In my rush to get Ten Thoughts out before my own match last night (10-2 win, thank you very much), it turns out that there were a few other things on my mind about this unbelievably appalling result/season/decade.
1. Starting with a lighter note, I had forgotten that Palace put on Mathieu Flamini as their third substitution. I have no love for Sam Allardyce, but credit where it's due, that is top-class banter.
2. When you get a chance, head over to Arseblog News and have a look at the video that Blogs put up from Jamie Carragher's post-match punditry. I defy you to find anything inaccurate in anything he said. We're a laughingstock.
3. Submitted without further comment:
4. These are words spoken by Arsene in the post-match presser:
"Look, I face questions about my future all the time but tonight I’m not in the mood to speak about it. Honestly I’m disappointed tonight so much. To see us lose the game in the way we did … that’s very disappointing. It would be ‘inconvenient’ for me to speak about my own future tonight."
Oh, I'm sorry. It's inconvenient? You're not in the mood?
Well, you know what I'm not in the mood for? Watching the same goddamn shit that we have for years now. The same problems, the same leadership void, the same lack of fight, the same taking world-class players and bringing them down to our level, which gets lower by the day. That's not what I'm in the bloody mood for.
5. That leads me to the main point that I didn't have time for before. I swear, I'm going to burst a blood vessel in my brain the next time I read some article or quote from a former player or whatever whose thesis is "be careful what you wish for, you don't know what the next man would be like."

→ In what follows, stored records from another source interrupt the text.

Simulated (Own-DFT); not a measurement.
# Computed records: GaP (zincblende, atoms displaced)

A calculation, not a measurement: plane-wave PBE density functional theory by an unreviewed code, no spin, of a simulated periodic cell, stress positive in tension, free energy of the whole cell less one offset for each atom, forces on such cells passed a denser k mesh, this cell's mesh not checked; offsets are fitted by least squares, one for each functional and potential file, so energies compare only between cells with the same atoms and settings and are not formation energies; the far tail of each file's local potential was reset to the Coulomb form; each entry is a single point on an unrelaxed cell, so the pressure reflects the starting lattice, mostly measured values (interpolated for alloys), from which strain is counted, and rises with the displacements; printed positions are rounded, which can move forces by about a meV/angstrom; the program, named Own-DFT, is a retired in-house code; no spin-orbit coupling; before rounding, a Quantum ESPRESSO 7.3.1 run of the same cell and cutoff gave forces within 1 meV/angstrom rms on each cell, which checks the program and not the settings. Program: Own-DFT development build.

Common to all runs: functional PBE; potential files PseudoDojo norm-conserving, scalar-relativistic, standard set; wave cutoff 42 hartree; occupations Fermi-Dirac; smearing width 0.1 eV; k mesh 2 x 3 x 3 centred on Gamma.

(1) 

The stupidity of that take knows no bounds. As we speak, it is rocketing out past the outer reaches of known space into whatever lies beyond, where even there I can't see there being a sporting squadron as infuriating as this one. My god.
Change is inevitable. Everything in football is *always* changing - tactics, formations, managers, the first-team squad of any club in any league in any country year over year, etc. You will never find a club, not at any level, with the same 23 that they had the year before. The wheel always turns, and when a club brings in a new central midfielder or striker or goalkeeper, they don't know for sure that they are going to be any better than the guy they replaced, either. Nothing in life, let alone sport, is ever certain. Ever.
But, most sentient beings with functioning central nervous systems recognize the truth behind the old axiom that if you stay still, you fall behind.
We last won the Premier League in 2003-04. The constant refrain of "he deserves a chance to put this right" gives me gallows-style laughing fits because he's had thirteen bloody years to do so. Say whatever you want about our so-called austerity era (personally I've always believed it to be a bunch of malarkey meant to cover up for his insistence on that whole Project Youth thing), but even that only really turns thirteen into a slightly lesser number. Try as I might, I cannot conceive of any other walk of life where "I succeeded 15 years ago" gives you an eternal carte-blanche to fail and fail and fail and fail again.
He had his time to put it right. Not only has he not done so, but we're plummeting in the other direction at faster-than-light speed.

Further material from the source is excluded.